Clarkcsons just released their research on AKH:

Lighting The Path Ahead
Aker Horizons is a newly-formed holding company for the renewables and cleantech investments of the Aker Group, which has helped to establish some of the best-performing renewables stocks traded in Oslo, including Aker Carbon Capture and Aker Offshore Wind. The success of these spin-offs from previous Aker entities illustrates the value-creating potential in Horizons, we argue, and owning shares on the holding company level allows investors to participate in potential new ventures at the same terms as the parent company, Aker ASA. We view this exposure, as well as the underlying assets, as an attractive and diversified play on the growing renewables space. We initiate coverage of Aker Horizons with a Buy rating and NOK 62 Target Price, based on a detailed asset-by-asset valuation and including a 20% premium to reflect our view of the near-term potential for significant value creation in upcoming ventures like Aker Clean Hydrogen.

Aker Horizons is rapidly building a renewables “powerhouse”
Despite having been established in mid-2020, Aker Horizons has built a substantial portfolio of ownership stakes across multiple clean energy technologies including onshore wind, offshore and floating wind, solar, carbon capture, battery materials and soon hydrogen. Aker Horizons recently purchased a 75% stake in Mainstream Renewable Power, which is expected to be the main earnings driver in our forecast period, as the other companies are in earlier stages of development. However, these early-stage companies like Aker Carbon Capture already boast substantial market values, and we believe their medium and long-term earnings outlooks are strong. The inclusion of multiple technologies in one holding company provides investors diversification, and we argue it also offers the portfolio companies relevant experience and relationships for further business development. For Aker Horizons, this cross-technology competence could be useful in the establishment of new strategic ventures as the energy transition continues to drive growth in the renewables economy.

New ventures drive a premium valuation
Key to our valuation thesis, Aker Horizons is expected to continue establishing and spinning-off new ventures in areas like hydrogen, a feature which offers investors exposure to potential pre-listing value creation. While it is difficult to estimate the potential value of such initiatives, we do believe that the stock will trade at a premium to the sum-value of its publicly-listed and private assets, to the extent it continues its recent track record of impressive entrepreneurship.

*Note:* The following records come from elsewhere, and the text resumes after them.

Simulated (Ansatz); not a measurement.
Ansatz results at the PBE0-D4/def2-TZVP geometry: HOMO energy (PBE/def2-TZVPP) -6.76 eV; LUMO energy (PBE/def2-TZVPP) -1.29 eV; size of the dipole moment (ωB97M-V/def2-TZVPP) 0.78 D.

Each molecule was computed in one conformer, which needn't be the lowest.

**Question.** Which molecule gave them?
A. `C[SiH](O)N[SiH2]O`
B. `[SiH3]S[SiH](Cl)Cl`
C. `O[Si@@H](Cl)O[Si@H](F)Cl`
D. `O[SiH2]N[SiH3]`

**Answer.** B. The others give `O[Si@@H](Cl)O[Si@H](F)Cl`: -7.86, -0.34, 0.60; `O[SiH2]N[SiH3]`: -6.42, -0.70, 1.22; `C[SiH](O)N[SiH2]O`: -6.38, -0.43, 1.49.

Initiating at Buy with a NOK 62 Target Price
We initiate coverage of AKH with a Buy rating and a NOK 62 Target Price, reflecting 45% upside potential to current pricing. Our valuation is based on a SOTP calculation of AKH’s listed subsidiaries and associated companies, while we account for potential future growth by allocating a 20% premium to our SOTP estimate, which reflects our expectation that Aker and AKH will continue to unlock potential hidden value through new ventures like Aker Clean Hydrogen.